JupyterLab DocumentSearch SVG Bug
Issue: #17349
Problem
DocumentSearch extension searches through unsupported nodes inside Jupyter Notebooks. This was found by a user reporting that they were searching for the plot title of a Plotly chart, and after half an hour they found that the search for their plot title was actually stripping the plot.
This was traced to the plot having a SVG tag that was being searched despite it being in the unsupported nodes list. Example is fairly trivial to produce, you just need to embed an SVG tag within your cell output and search for content within that tag like a text tag.
Root Cause
Going through the debugger the issue ended up being that the expected nodeName was searched to be capitalized, however the SVG tag’s node name was lower case.

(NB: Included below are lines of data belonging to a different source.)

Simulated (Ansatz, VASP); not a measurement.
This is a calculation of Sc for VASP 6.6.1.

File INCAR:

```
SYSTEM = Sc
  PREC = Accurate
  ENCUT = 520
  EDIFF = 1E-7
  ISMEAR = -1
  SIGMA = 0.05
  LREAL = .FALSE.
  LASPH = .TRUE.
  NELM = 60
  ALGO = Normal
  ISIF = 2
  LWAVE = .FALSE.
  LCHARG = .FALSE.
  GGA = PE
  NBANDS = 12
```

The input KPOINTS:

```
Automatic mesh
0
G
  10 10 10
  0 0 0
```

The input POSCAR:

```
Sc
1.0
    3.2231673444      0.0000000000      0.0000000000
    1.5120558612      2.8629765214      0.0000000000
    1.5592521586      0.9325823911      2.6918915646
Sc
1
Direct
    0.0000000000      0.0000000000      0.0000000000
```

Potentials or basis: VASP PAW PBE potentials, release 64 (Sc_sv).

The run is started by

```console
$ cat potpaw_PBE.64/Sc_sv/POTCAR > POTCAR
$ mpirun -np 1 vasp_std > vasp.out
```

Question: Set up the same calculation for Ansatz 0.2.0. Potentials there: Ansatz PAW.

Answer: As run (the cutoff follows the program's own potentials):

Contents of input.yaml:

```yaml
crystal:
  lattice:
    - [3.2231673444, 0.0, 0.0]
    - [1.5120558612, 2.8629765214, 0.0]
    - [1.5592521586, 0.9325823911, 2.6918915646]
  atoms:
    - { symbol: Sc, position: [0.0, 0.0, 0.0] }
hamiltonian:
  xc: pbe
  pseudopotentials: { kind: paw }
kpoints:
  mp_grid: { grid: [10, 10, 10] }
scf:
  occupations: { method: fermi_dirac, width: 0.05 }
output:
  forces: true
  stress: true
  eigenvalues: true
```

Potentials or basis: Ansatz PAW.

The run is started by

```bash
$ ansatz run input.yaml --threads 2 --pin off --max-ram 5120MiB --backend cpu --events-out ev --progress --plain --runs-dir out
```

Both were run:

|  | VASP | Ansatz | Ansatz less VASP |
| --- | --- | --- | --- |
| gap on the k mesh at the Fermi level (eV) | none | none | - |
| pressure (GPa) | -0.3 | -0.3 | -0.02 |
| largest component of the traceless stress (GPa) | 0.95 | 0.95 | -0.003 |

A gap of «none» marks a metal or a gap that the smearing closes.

The reason the svg could even possibly be lower case was because the guarantee to be uppercase was for HTML.Element.nodeName which corresponds to the Element.tagName. SVG is actually based off XML and not HTML and as such in parsing the case is preserved, which is why Element.tagName can be lower case for SVG’s. An element is parsed using the XML parser when the document type accepts XML input such as text/xml.
Weirdly enough when you set the node using Element.innerHTML, the string that is parsed via the DOMParser for text/html MIME types always converts the SVG’s tagName property to lower case despite the input string.
d = new DOMParser(); d.parseFromString('<svg></svg>', 'text/html').body.firstChild.nodeName
// "svg"
d = new DOMParser(); d.parseFromString('<SVG></SVG>', 'text/html').body.firstChild.nodeName
// "svg"
d = new DOMParser(); d.parseFromString('<svg></svg>', 'text/xml').firstChild.nodeName
// "svg"
d = new DOMParser(); d.parseFromString('<SVG></SVG>', 'text/xml').firstChild.nodeName
// "SVG"